I finished The Northern Clemency 4 weeks ago and have been letting it sink in. It is a wonderfully resonant novel, and the people and places still live within my head. It is, for want of a better word, a 'family saga', following the lives of two Sheffield families from the 1970s to today but it is also much more than that. It creates an entire world with a 'cast of dozens', with some marvellous cameo chapters devoted to secondary figures who make the world come alive. It is terribly emotionally involving; it made me weep twice, and this is _because_ of its sparse language that allows the reader to fill in the gaps. The book threw me in and tumbled me about, lulled me into complacency and then hurled something unexpected at me.

I loved the way we weave in and out of different people's consciousnesses, and i never quite knew where I was going to end up.

The prose in this novel is to die for. Some favourite images include the phrase ' She looked at him, sharpening a pencil in her head' and, 'He danced, moving from one foot to the other and making vague clay-shaping motions with his hands.' I hope this gives you a tiny idea of the wonderfully assured mastery of this author. I knew I was in good hands from page 1, and I wasn't let down.
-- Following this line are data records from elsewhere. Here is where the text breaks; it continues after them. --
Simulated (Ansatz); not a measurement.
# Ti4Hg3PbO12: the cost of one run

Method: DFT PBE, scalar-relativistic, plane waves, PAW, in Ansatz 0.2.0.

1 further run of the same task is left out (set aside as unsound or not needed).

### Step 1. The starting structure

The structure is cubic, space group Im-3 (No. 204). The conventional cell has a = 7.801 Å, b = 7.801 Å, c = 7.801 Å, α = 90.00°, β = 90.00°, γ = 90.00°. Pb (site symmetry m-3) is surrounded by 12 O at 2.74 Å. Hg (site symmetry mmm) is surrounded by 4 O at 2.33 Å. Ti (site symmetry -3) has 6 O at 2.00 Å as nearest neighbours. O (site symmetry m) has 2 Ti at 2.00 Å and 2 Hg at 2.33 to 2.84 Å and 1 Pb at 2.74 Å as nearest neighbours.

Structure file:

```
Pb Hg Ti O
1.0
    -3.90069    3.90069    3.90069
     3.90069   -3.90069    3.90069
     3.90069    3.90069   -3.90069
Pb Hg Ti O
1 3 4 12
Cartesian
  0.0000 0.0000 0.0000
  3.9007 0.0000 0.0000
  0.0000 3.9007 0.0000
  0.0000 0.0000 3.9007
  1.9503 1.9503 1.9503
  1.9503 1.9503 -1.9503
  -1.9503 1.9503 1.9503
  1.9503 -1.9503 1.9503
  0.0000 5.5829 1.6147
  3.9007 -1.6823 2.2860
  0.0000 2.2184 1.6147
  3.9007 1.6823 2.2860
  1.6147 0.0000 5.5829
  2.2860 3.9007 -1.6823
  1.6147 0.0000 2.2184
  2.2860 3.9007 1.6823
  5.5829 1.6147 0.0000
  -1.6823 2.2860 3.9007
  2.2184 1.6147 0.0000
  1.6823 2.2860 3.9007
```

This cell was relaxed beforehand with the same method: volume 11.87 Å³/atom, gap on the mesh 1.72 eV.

I loved the build-up and the way people get mentioned on p.2 and then disappear from view until they unexpectedly reappear on p.64 in new, delightful combinations. I was entranced by the insight that suspense and surprise needn't come from the story itself but can come entirely from the plot, that is, from the way the story is presented. Unexpected revelations sneak up on you and give you delicious shivers of recognition.
I absolutely loved it. I only wish there were additional amazon stars to mete out because this deserves 7 of them. It is truly outstanding.

One of the best novels I have read ever. And I don't say this lightly. (I read a lot, and mostly so-called 'literary fiction'. To give you an idea of my taste: I love Jane Austen, Vikram Seth's 'A Suitable Boy', Italo Calvino and David Mitchell.)